Heaven and Earth

Projekct X – Heaven and Earth (2000)

Adrian Belew — Guitar and additional ‘V Drumming’
Robert Fripp — Guitar and Soundscapes
Trey Gunn — Bass Touch Guitar and Baritone Guitar
Pat Mastelotto — Traps and Buttons

This release is comprised of jams from The ConstruKction of Light sessions. It’s much better than Thrakattak (1996) which is just a lot of guitar wankery and silly noises.

The main reason it really works is drummer Pat Mastellotto, taking the attitude of ‘get out of the way or follow’.

The sound is cosmic and futuristic, built with an unrelenting tension from the manic electronic driving rhythm pulses.

He contrasts Bill Bruford’s cerebral attack, creating a new KC that’s has an electric energy and trippy, organic subsonic stomp. Stick player Trey Gunn, really anchors the bottom end with a snake-like prowess; winding and driving against Pat’s dominating beats.

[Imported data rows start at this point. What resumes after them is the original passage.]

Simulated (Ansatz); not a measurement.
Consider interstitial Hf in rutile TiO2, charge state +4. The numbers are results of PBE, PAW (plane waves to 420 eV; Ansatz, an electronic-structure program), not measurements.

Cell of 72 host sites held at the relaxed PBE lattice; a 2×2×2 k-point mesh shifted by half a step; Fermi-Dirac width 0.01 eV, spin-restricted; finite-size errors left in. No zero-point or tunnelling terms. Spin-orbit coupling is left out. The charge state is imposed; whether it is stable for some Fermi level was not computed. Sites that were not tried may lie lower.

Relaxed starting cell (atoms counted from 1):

Mastellotto’s performance is scarily propulsive and far more congruous with this style of the material than ever before. Instead of using an electronic kit to merely replicate the cymbal washes and snare pops of an acoustic kit, he uses sampled sounds to his advantage, using spontaneous studio jams to retrospectively create arrangements that embrace the dark, electronic trance pulse of the digital age, while at the same time retaining the angular improvisation.

Everyone else is just there to fill in the void.

As labyrinthine as the roadmaps were for previous albums, they were still roadmaps; and often laden with guitar parts recognizably descended from territory of the 1980’s lineup.

Here Fripp and Belew shed the calculated straitjackets and let roar like never before. It is a true window into the age-old Crimson manifesto of attempting to control chaos.

‘Superbottomfeeder’
Is a big blast of Pat and Trey hitting the low end while Fripp & Belew riff over it all.

“Heaven and Earth”
Is the best track, having a more composed form and structure. It begins quietly, but soon morphs into a strong groove by the rhythm section.

This a favorite album of mine because of it’s unrelenting crazy crackling energy.